Today as I was going to my parking garage to move my car out so my roommate could leave before me (damn tandem parking), I had to wait for the elevator to come back down to the bottom level before I could return to my apartment.  I couldn't believe that someone had called for the elevator in the minimal amount of time it took to get in my car, let my roommate out, re-park and head back over to the elevator.  Luckily, it came back down in an expedient fashion, so my frustration subsided.  As the doors opened, I noticed the cleaning supplies left in the elevator which only could mean one thing.  The cleaning crew for my building was here, which is a surprise since today is Friday.  However, I figured a clean building is a happy building, and I silently commended them for coming twice this week.

As I rode the three flights up back to my apartment to eat my breakfast that was waiting for me and had inevitably cooled to a temperature slightly below what I like to consume food, I stared into the bucket containing the cleaning supplies.  Standard, generic label products rest there, as I suspected given the fact no cleaning crew ever buys name brand.  However, one stand-out item alarmed me more than others.  There was an aerosol spray can, possibly window cleaner, that had rusted around the top where the nozzle is.  My question is:  How on earth could this can still have cleaner in it for a long enough period of time that it would accumulate rust?

I'm not sure how cleaning crews for apartment building work.  Perhaps they store supplies at each location and simply move the crew from place to place.  Or they might pack their supplies and travel as a full caravan, workers and supplies, to each property that KMK Management controls in Los Angeles.  Either way, they are at least cleaning my building once, or in today's case twice, a week using the same products.  If they take their products to other buildings, then the amount of use of each product goes up exponentially.

I ask you, devoted readers of LIOHI, when was the last time you owned anything that rusted?  If you have, I'm sure it was sooner than later discarded and replaced.  How little cleaning is my building doing?  What was in that can?  Is the thing being cleaned by that can also getting sprayed with rust particles?

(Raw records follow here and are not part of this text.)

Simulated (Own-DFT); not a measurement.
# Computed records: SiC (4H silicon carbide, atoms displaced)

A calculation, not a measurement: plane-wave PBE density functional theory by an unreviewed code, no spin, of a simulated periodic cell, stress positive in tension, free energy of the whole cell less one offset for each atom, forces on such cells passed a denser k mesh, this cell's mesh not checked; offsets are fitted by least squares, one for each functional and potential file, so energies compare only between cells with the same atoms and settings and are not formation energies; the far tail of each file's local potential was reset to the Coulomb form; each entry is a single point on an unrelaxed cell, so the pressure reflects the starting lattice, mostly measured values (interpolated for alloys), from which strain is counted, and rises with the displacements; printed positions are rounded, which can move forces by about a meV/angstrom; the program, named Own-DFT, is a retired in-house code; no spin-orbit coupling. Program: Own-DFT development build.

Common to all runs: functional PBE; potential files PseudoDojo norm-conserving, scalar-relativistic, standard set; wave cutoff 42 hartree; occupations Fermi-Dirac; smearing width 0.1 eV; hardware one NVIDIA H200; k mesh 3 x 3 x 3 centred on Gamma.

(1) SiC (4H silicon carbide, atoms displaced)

I'm taking another shower today.

Thursday, January 22, 2009

"I don't want my pubes on Facebook." by Tregg

I do love me some Facebook.  All of my friends are on it, and a good chunk of the boring parts of my day are filled by viewing new status messages and pictures that my friends post.  I like uploading pictures of my friends and me, too.  But I am going to draw the line:

I don't want my pubes on Facebook.

I've seen a trend where people, mostly those in Los Angeles, are posting modeling pictures of themselves online.  I totally get that.  They are generally sexy, well-styled, and photoshopped pictures.  Hell, I've thrown one up there myself from a company photo shoot I did for a work Christmas card last year.  It was fairly well received.  Thanks, you guys!

And while Facebook has implemented some screens to prohibit nudity from showing up on their site, but there seems to be one loophole that is being wildly exploited willingly by the Facebook users:  pubes.

That's right folks, pubes are running rampant on my Facebook, and I'm no prude, but I'd rather not have my porn so close to my Scrabble.  I know it probably says more about the company I keep, or the random photo albums I end up viewing because someone is in my vast Los Angeles network.  But who wants everyone to see them barely dressed and exposing their pubic hair?  At least have some class like this picture of the Black Crowes album, Amorica and detach your head from the pictures.  Otherwise, they may come to bite you in the ass when you run for president or Paris Hilton's My New BFF 2

Thursday, October 16, 2008

HOT ASS of the week: "Britney Spears' body" by Tregg

First, can I say that after the whole "truck stop bathroom with no shoes" incident a few years ago, I am so thrilled to be able to blog about this.

Britney Spears is fucking hot as hell.  I'm currently trying to figure out how to have 2 children that I don't really want so I can eventually get into as good of shape as she's in.

What?

I've got to hand it to Britney.  Not only are the song and video amazing and a true return to form, but she is looking amazing while doing it.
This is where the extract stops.